Merge lp:~jml/launchpad/test-timeout-505913 into lp:launchpad
Status: | Merged | ||||
---|---|---|---|---|---|
Approved by: | Aaron Bentley | ||||
Approved revision: | no longer in the source branch. | ||||
Merged at revision: | 12660 | ||||
Proposed branch: | lp:~jml/launchpad/test-timeout-505913 | ||||
Merge into: | lp:launchpad | ||||
Diff against target: |
373 lines (+143/-62) 4 files modified
lib/lp/services/job/runner.py (+45/-11) lib/lp/services/job/tests/test_job.py (+4/-9) lib/lp/services/job/tests/test_runner.py (+93/-40) lib/lp/testing/__init__.py (+1/-2) |
||||
To merge this branch: | bzr merge lp:~jml/launchpad/test-timeout-505913 | ||||
Related bugs: |
|
Reviewer | Review Type | Date Requested | Status |
---|---|---|---|
Aaron Bentley (community) | Approve | ||
j.c.sackett (community) | Approve | ||
Review via email: mp+54598@code.launchpad.net |
Commit message
[r=abentley,
Description of the change
This branch, I believe, fixes one of the intermittently failing tests. The linked bug has most of the relevant details. Essentially, the timeout was happening at random times. When it happened while we were actually running the job, everything was good. When it happened during some of the surrounding code (e.g. while the child process was unmarshalling input to turn it into a potential request to do a job), then it was ignored.

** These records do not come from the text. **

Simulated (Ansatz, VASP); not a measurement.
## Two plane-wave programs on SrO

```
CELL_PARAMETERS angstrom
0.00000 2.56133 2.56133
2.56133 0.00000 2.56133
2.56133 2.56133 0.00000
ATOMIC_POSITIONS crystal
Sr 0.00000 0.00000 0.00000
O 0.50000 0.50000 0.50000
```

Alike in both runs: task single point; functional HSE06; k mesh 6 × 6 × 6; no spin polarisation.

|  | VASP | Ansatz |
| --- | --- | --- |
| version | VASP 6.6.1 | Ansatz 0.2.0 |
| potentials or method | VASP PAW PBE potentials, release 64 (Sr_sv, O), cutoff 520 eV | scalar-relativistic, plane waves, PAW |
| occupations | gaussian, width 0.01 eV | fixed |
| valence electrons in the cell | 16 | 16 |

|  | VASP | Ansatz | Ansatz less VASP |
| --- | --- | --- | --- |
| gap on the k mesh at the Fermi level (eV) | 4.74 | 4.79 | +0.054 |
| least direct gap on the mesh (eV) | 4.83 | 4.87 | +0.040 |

This is because the timeout mechanism was to raise an exception. In Twisted, when a SIGHUP signal handler raises an exception, it just raises in the code that's currently running. If we're in the reactor loop at the time, then it is logged as an unhandled error.
Instead of raising an exception, this branch just exits the worker process with a particular exit code (TwistedJobRunn
The testing strategy for this was to duplicate the test_timeout test that was failing intermittently. One of them would have the timeout bumped up a little (from 1 to 5) to make it more likely to exercise the case where the timeout happens during an actual job and not in surrounding machinery. The other has a much, much shorter timeout (0.05), which is guaranteed to hit the machinery.
In the branch, you'll see lots of other comments and cleanups. It's been a meandering experience, and I've tried to leave what I've learned marked on the walls of the labyrinth.
This looks good. I'm curious about one piece of code though:
+ def _logTimeout(self, job): (oops.id)
+ try:
+ raise TimeoutError
+ except TimeoutError:
+ oops = self._doOops(job, sys.exc_info())
+ self._logOopsId
Given all that's happening is an exception being raised in the try block, which immediately goes to the exception, couldn't this all be replaced with the following?
+ def _logTimeout(self, job): (oops.id)
+ oops = self._doOops(job, sys.exc_info())
+ self._logOopsId
Or is there some sort of async thing here I'm missing?
The code as written certainly works, so this isn't a blocker to approval; I'm just assuming I'm missing something, and want to know what.